Main Page
From SubCloud
Welcome to the "SubCloud" wiki! This wiki is intended to serve users of SubCloud as a definitive reference guide and handbook.
Back to http://www.subcloud.com
Overview
SubCloud is a shared enterprise file system built on top of your Amazon S3 cloud storage. SubCloud is the fastest easiest way to integrate your enterprise with Amazon S3.
What's new in 2.0
(not yet released)
- Faster
- aggressive internal caching
- Streaming
- e.g., use darwin streaming server
- Encryption
- using AES
Prerequisites
- an Amazon S3 account!
- a machine running a modern Linux distro
- FUSE, at least 2.5
- GLIBC, at least 2.3.4
Getting Started with Trial Edition
- Sign up w/Amazon S3
- Download SubCloud, unpack it, and put the binary in /usr/bin
- Create a file called "/etc/passwd-subcloud" with the following line:
accessKeyId:secretAccessKey:licenseKey:expire
e.g., (non working)
0PN5J17HBGZHT7JJ3X82:uV3F3YluFJax1cknvbcGwgjvx4QpvB+leU8dUj2o:1pq02ow93ie84ur75yt61pq02ow93ie84ur75yt6=:2005-12-31
The fields are:
- AWS access key ID
- AWS secret access key
- SubCloud license key
- SubCloud license key expire
Note the above is just an example. You'll need to substitute the fields for your AWS credentials and SubCloud license key.

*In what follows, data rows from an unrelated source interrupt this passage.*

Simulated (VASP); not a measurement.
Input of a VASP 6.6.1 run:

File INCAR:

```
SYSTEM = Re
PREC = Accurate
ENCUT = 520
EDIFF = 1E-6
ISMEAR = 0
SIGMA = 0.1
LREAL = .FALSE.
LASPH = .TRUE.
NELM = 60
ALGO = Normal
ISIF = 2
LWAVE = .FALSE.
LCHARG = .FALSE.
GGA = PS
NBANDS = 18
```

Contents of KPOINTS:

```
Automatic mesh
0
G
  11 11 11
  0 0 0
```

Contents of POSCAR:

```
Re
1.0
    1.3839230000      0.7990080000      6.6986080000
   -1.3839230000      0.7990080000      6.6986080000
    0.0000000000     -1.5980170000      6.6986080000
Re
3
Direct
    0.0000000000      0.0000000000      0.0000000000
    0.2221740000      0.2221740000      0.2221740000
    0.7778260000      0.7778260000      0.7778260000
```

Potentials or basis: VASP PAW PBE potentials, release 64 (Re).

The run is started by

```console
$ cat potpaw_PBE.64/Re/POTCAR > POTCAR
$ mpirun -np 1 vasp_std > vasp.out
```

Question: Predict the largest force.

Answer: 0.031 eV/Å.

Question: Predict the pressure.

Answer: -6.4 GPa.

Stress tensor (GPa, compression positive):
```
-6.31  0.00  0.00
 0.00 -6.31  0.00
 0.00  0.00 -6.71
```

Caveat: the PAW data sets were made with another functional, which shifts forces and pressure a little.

(You can get a SubCloud trial license key (a) from http://www.subcloud.com/download or (b) by contacting us via http://www.subcloud.com/contact.)
Now do something like this:
% mkdir /s3 % subcloud mybucket /s3
That's it! The bucket mybucket is now available read/write in the folder /s3! (If the bucket does not exist then a US bucket will be created.)
Note- bucketName must conform to the "additional guidelines" here: http://docs.amazonwebservices.com/AmazonS3/2006-03-01/index.html?BucketRestrictions.html
Try mkdir or vi, or try copying some files to /s3!
Getting Started with Enterprise Edition
Enterprise Edition is the exact same binary as Trial Edition. To activate Enterprise Edition simply substitute a permanent license key in "/etc/passwd-subcloud", e.g.,
1P0PN5J17HBGZHT7JJ3X82:uV3F3YluFJax1cknvbcGwgjvx4QpvB+leU8dUj2o:6ty57ru48ei39wo20qp16ty57ru48ei39wo20qp1=
You'll need to restart the subcloud binary for the license key to take effect, e.g.,
% umount /s3 % subcloud mybucket /s3
Note- unlike SubCloud Trial Edition, SubCloud Enterprise Edition does *not* automatically create buckets. You'll need to manually create buckets with another Amazon S3 client program, e.g., jets3t.
Encryption
New in release 2.0 (not yet released).
Note- SubCloud can be configured to perform encryption/decryption transparently in the background. This section is useful only if you wish to encrypt/decrypt s3 objects without using the subcloud binary.
To decrypt files without using the subcloud binary:
1. download the file from amazon s3 with your 2nd favorite s3 tool
2. do this:
% openssl enc -aes-256-cbc -d -pass pass:mypassphrase -in /tmp/cipher/myfile.txt -out /tmp/plain/myfile.txt
Here, mypassphrase is the passphrase, the same passphrase specified when invoking subcloud.
Compression
Note- SubCloud can be configured to perform compression/uncompression transparently in the background. This section is useful only if you wish to compress/uncompress s3 objects without using the subcloud binary.
SubCloud can be configured to compress files uploaded to Amazon S3 by setting the "encoding" option, e.g. -oencoding=gzip
SubCloud sets Content-Encoding: gzip when uploading gzip compressed files to Amazon S3.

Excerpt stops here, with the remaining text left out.